POL4061FS GLOBAL POLITICS: INTERNATIONAL AND TRANSNATIONAL RELATIONS

24 NQF credits at NQF level 8

Convener: Associate Professor H Scanlon

Course entry requirements: Acceptance for an Honours programme.

Course outline: This graduate course introduces students to key political debates, theoretical approaches and empirical cases of international and transnational politics to analyse the dynamics of global political processes. It includes interactive elements in which students train their analytical and practical skills in order to gain more in-depth knowledge about key geopolitical problems. The course will also examine the more functional and institutional problems in today’s diplomacy (e.g. security, human rights, trade, environment & biodiversity, social diplomacy) as well as the efficacy of strategies used by societies to deal with the legacies of political atrocities and gross human rights violations. DP requirements: Submission of all written coursework and satisfactory attendance of seminars.

Assessment: Coursework (50%) and examination (50%).

POL4062FS RESEARCH METHODS IN POLITICS

24 NQF credits at NQF level 8

Convener: Associate Professor Z Jolobe

Course entry requirements: Acceptance for an Honours programme. Course outline: This course is designed to introduce postgraduate students to the logic of social science inquiry, strategies of research design, and a variety of research methods. The course aims to explore both quantitative and qualitative approaches to social science research in terms of their epistemologies, their research design strategies, and the tools they offer for carrying out social science research. DP requirements: Attendance at all seminars and submission of all written tasks/assignments.

Assessment: Coursework (100%).

POL5005H  INTERNSHIP COMPONENT II

NQF credits: 24 at HEQSF level 9.

Entrance requirements: Admission to the Justice and Transformation Master's programme, and by permission of the Convener.

Course outline: Provision is made for a student to serve an internship with an approved outside organisation, under the supervision of his/her programme convener. The student is required to intern two days a week for thirteen weeks or the equivalent hours. A detailed report of the work engaged in during the internship is required on its completion.

DP requirements: Attendance as required by the approved organisation, and completion of all written assignments as agreed in consultation with the programme convener.

Assessment: This course is graded as Pass or Fail. The outcome will be determined by the Convener/course lecturer after consultation with the organisation and assessment of written work.


POL5006F  PUBLIC MANAGEMENT

NQF credits: 24 at HEQSF level 9.

Entrance requirements: Admission to an Honours or Master’s programme, and by permission of the course convener.

Course outline: This course is an analysis of the major issues and trends in Public Administration and Management.  It looks at traditional Public Administration approaches to service delivery; the New Public Management (NPM) approach which attempts to incorporate business-type principles into the running of government; the governance approach which takes a broader view to the study of Public Administration; the non-hierarchical network literature and Joined up/Holistic government, which calls for a more centralised core in the delivery of services. An examination is also undertaken of the Public Value and Neo-Weberianism schools which both can be classified as post-NPM approaches.

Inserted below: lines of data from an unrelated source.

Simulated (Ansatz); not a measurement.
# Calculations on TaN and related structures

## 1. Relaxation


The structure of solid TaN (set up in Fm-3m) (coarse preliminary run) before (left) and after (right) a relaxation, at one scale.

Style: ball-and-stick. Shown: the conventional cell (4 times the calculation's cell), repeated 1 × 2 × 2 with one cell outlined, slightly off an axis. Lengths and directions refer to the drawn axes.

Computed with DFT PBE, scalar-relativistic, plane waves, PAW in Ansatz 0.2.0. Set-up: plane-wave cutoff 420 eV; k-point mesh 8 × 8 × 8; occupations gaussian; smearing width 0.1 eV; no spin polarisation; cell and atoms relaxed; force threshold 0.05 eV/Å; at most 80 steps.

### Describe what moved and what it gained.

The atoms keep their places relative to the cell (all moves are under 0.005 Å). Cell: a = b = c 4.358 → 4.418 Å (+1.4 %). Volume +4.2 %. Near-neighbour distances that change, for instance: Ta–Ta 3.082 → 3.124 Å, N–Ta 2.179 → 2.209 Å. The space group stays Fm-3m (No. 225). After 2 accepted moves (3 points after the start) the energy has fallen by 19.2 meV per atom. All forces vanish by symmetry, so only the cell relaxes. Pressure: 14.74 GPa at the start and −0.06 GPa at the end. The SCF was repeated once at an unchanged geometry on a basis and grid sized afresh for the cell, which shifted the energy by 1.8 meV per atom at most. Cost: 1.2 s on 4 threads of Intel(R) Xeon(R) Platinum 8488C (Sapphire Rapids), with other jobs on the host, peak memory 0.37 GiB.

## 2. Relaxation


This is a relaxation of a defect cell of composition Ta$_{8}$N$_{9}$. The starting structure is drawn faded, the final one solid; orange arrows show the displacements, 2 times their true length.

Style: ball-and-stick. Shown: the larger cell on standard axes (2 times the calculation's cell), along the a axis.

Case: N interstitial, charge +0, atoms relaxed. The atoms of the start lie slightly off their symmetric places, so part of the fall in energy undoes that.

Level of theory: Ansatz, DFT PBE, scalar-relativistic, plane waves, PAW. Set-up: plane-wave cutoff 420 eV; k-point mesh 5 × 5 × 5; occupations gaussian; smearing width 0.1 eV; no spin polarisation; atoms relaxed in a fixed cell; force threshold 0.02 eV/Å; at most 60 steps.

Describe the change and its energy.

DP requirements: Completion of all written tests, essays and/or assignments as stipulated by the course convener.

Assessment: Coursework 70%; examination 30%.


POL5007S POLICY EVALUATION AND IMPLEMENTATION

NQF credits: 24 at HEQSF level 9.

Entrance requirements: POL4006F, or by permission of the course convener to eligible Honours or Master’s students. Acceptance for an honours or master’s programme.

Prerequisite: POL4006F, or by permission of the course convener to eligible Honours or Master’s students.

Course outline: This course examines the implementation and evaluation components of the public policy process.  The first half of the course discusses how implementation theorists have tried to unpack this crucial but complicated aspect of the policy cycle, whilst the second half of the course shifts to a discussion of the uses and abuses of how policy is monitored and evaluated.

DP requirements: Completion of all written tests, essays and/or assignments as stipulated by the course convener.

Assessment: Coursework 70%; examination 30%.


POL5019S PUBLIC SECTOR REFORM (not offered 2023)

NQF credits: 24 at HEQSF level 9

Course entry requirements: POL5006F or by permission of the course convener to eligible Honours or Master’s students.

Course outline: This course is an advanced study of public sector reform.  The first part of the course looks at the Pollitt/Bouckaert theoretical framework for understanding public sector reform. It looks at the nature of public management reform, a model for public management reform, types of politico-administrative systems, trajectories of modernisation and reform as well as the results of such reform. The second part of the course is a detailed examination of public service reform in South Africa since 1994. It will look at the context in which these change processes were initiated as well as more specific issues such as reorganisation of the state – structurally and process wise; transformation in terms of the composition of the public sector; changes in terms of human resource practices such as labour relations, recruitment and retention strategies, remuneration, performance management and capacity development. Issues related to changing the organizational culture such as service delivery, innovation, accountability, corruption, information-based decision-making and the knowledge/ learning organisation, are also discussed. The course concludes with an analysis of the South African government’s employment equity policies.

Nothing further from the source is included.